Another thing on notations I do not get right is batch_size=4, but data=[list(range(n_tokens))] * batch_size so we have number of iterations is 4 and a batch of n_tokens.

In distributed code, generally, they scale the batch size by number of processes (world_size) to have the same batch size regarding the configuration.

erip · 2020-02-02T22:00:48Z

Interestingly I find that when the world size is 2, there seems to be two passes over the data? I added print(f"Batch size: {len(batch)}") to the update_fn and I see:

Batch size: 10000
Batch size: 10000
Batch size: 10000
Batch size: 10000
Batch size: 10000
Batch size: 10000
Batch size: 10000
Batch size: 10000

My algebra is failing me for some reason today...

erip · 2020-02-02T22:03:51Z

Ok, I think I really found it this time... whew

erip · 2020-02-02T22:05:46Z

I believe my own bastardization of "batch_size" was causing a lot of confusion.

vfdev-5 · 2020-02-02T22:18:45Z

Interestingly I find that when the world size is 2, there seems to be two passes over the data?

Yes, there are two processes who run the training. That's why we need DDP to make it like that:

world_size = 2

Total Data = 4 batches
[----|----|----|----]

Processes seeing data:
[----|----|----|----]
[1111|2222|1111|2222]

So we have over all batch_size of 8 elements and 4 per process. So the epoch lasts now twice less: 2 iterations vs 4 iterations (no distrib).

So when you print, you see the std out of all processes. Normally, we do an if on that

if dist.get_rank() == 0:
    print(...)

erip · 2020-02-02T22:40:29Z

Ok, I think this is better now. Thanks for your patience and help!

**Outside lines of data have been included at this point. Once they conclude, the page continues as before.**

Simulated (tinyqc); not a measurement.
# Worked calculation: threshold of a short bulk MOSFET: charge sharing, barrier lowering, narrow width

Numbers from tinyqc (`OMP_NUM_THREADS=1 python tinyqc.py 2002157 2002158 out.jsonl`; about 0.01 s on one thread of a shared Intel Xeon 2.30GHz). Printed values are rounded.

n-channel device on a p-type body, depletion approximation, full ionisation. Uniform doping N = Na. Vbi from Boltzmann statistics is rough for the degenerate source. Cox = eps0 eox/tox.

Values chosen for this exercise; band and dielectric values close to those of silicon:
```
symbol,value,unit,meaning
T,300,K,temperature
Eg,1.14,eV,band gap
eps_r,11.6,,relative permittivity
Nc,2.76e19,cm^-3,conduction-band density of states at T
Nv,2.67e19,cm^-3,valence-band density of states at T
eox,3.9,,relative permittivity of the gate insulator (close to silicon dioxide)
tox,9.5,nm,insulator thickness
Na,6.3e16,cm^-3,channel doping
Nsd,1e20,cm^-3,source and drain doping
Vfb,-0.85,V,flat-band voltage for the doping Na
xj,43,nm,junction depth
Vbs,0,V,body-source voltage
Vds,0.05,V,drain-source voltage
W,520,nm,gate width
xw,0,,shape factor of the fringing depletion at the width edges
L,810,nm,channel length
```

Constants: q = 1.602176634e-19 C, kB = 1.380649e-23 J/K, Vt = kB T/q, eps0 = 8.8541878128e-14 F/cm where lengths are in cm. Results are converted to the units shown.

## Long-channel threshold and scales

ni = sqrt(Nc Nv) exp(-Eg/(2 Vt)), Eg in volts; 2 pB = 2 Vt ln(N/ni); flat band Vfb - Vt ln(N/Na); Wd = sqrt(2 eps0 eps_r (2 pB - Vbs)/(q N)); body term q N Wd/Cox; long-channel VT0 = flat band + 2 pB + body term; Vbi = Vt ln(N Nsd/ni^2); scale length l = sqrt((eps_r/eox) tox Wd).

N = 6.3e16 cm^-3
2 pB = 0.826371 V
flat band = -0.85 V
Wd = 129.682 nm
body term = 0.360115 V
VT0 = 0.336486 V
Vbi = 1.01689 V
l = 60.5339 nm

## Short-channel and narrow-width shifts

vfdev-5 · 2020-02-02T22:59:14Z

@erip I'm playing with tests and the code and probably it is not the end :)
Actual test has only one iteration, so there is a single update done and there is a bug with multiple updates. Here is my code:

def _test_frequency_with_engine(device, workers):
    artificial_time = 0.1  # seconds    
    total_tokens = 2000
    batch_size = 128 // workers    

    def update_fn(engine, batch):
        time.sleep(artificial_time)
        return {"ntokens": len(batch)}

    engine = Engine(update_fn)
    wps_metric = Frequency(output_transform=lambda x: x["ntokens"], device=device)
    wps_metric.attach(engine, 'wps')
    
    @engine.on(Events.ITERATION_COMPLETED)
    def assert_wps(e):
        wps = e.state.metrics['wps']
        if dist.get_rank() == 0:
            print("{}: wps={}".format(e.state.iteration, wps))
    
    data = [[i] * batch_size for i in range(0, total_tokens, batch_size)]    
    engine.run(data, max_epochs=1)

if __name__ == "__main__":

    dist.init_process_group("gloo", init_method="env://")
    device = "cpu"
    _test_frequency_with_engine(device, workers=dist.get_world_size())

if executed as

python3 -u -m torch.distributed.launch --nproc_per_node=1 frequency_metric_distrib.py

the output is

1: wps=1258
2: wps=1263
3: wps=1247
4: wps=1243
....
13: wps=1241
14: wps=1240
15: wps=1239

It is OK, as it is about 128 samples per 0.1 seconds.

If executed as

python3 -u -m torch.distributed.launch --nproc_per_node=2 frequency_metric_distrib.py

we have

1: wps=1185
2: wps=1805
3: wps=2820
4: wps=4544
5: wps=7540
...
30: wps=43612306556
31: wps=84412682684
32: wps=163572946560

Something still to fix with distrib config.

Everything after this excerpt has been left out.